Here

Turn every page,” Robert Caro says. So when you’re at the Smithsonian’s Archives of American Art flipping through the David Herbert Papers box 2 of 7, “Correspondence: Illegible and Unidentified 1968-92” folder, you might suddenly encounter your father’s handwriting.

postcard from Earle Olsen to David Herbert (back)

It’s a postcard from Zurich, stamped 1958, and signed only “Yrs, E” so I had to check my instincts with my sisters. “Does this look like Dad to you?” “Absolutely!” says one. “Definitely!!!,” says the other. “The handwriting, phrasing, and the E at the end.” There’s also the familiarity of the art on the front. My father admired that kind of elegant antique statuary. He sent and received loads of art postcards, pinning his favorites up next to his easel in his studio.

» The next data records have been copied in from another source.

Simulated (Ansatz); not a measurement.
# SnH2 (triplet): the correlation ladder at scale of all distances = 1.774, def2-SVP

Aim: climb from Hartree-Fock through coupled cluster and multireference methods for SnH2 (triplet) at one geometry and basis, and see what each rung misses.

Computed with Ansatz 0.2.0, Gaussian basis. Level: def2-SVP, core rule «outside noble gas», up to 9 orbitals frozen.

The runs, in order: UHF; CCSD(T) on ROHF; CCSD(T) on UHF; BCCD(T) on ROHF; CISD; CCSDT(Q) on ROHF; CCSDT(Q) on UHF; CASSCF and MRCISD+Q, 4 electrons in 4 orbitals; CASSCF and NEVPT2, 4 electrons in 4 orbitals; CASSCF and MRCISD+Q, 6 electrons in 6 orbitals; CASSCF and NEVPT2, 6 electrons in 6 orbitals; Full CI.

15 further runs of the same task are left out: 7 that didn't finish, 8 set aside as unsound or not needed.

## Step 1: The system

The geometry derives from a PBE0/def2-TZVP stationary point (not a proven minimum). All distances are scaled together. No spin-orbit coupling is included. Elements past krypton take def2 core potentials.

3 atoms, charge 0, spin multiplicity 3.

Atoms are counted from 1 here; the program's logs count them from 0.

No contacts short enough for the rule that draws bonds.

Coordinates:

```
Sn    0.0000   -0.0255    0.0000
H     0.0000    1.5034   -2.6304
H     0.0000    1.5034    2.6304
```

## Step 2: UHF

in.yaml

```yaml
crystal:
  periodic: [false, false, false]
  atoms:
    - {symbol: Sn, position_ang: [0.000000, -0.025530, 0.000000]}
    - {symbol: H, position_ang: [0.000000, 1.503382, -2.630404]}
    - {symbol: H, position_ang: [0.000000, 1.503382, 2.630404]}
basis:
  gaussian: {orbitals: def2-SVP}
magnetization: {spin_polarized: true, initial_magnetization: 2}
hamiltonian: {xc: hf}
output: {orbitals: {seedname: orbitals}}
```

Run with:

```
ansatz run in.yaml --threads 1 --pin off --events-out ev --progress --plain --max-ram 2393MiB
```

But what is it about the phrasing or tone that says “dad” to us? First, the “Etats Unis” in the address is classic Earle. He liked to use foreign words but never learned more than a few bits of French and Italian. Then there’s the throwaway tone that starts in the middle of his journey and ends with “thought of you….” The first few sentences are clipped and simple but they shift into dashes and a fragment at the end. My sisters and I can’t read the noun in the last sentence so we speculated: “Thought of you, going through the [Guimet?] too.” Is it another museum? Another location en route? The message feels dashed off.

So what did I learn? My father was in Europe at the end of 1958, while he had a painting in the Whitney’s annual show. If that show was up for another week then this was written in December. The date on the postmark is difficult to read but it’s clear he didn’t mail the card until he returned to Paris. He visited the Museum Rietberg, which my sister says she saw more than sixty years later and also admired. “Here” is Zurich, Paris, New York, and D.C.

What does it mean? I was here because I had found my father’s name in David Herbert’s address book. In the 1950s Herbert worked at art galleries in New York City, where my father exhibited. Now, the postcard implies he and Herbert were friends, not just professional acquaintances. The “yours” and the “E” imply a relationship that was casual or familiar. This was not a momentous find, but it was satisfying. Every piece of evidence helps. And the process itself reveals how interconnected we all are to each other, and the past to the present. This random piece of paper survived when others didn’t only because David Herbert, someone my father once knew, saved it; after his death someone else thought to preserve seven boxes of his life’s output at the Smithsonian, where someone else cataloged it— there in “unidentified” and “illegible.” It is no longer unidentified: I informed the archivist that Earle Olsen was the author so the postcard should be moved to the folder labeled “Correspondence: O-P, General 1957-92.” That marks another relationship: me and the archive, helping each other. I’ve been here before. Here is one more piece in the jigsaw puzzle of my family memoir.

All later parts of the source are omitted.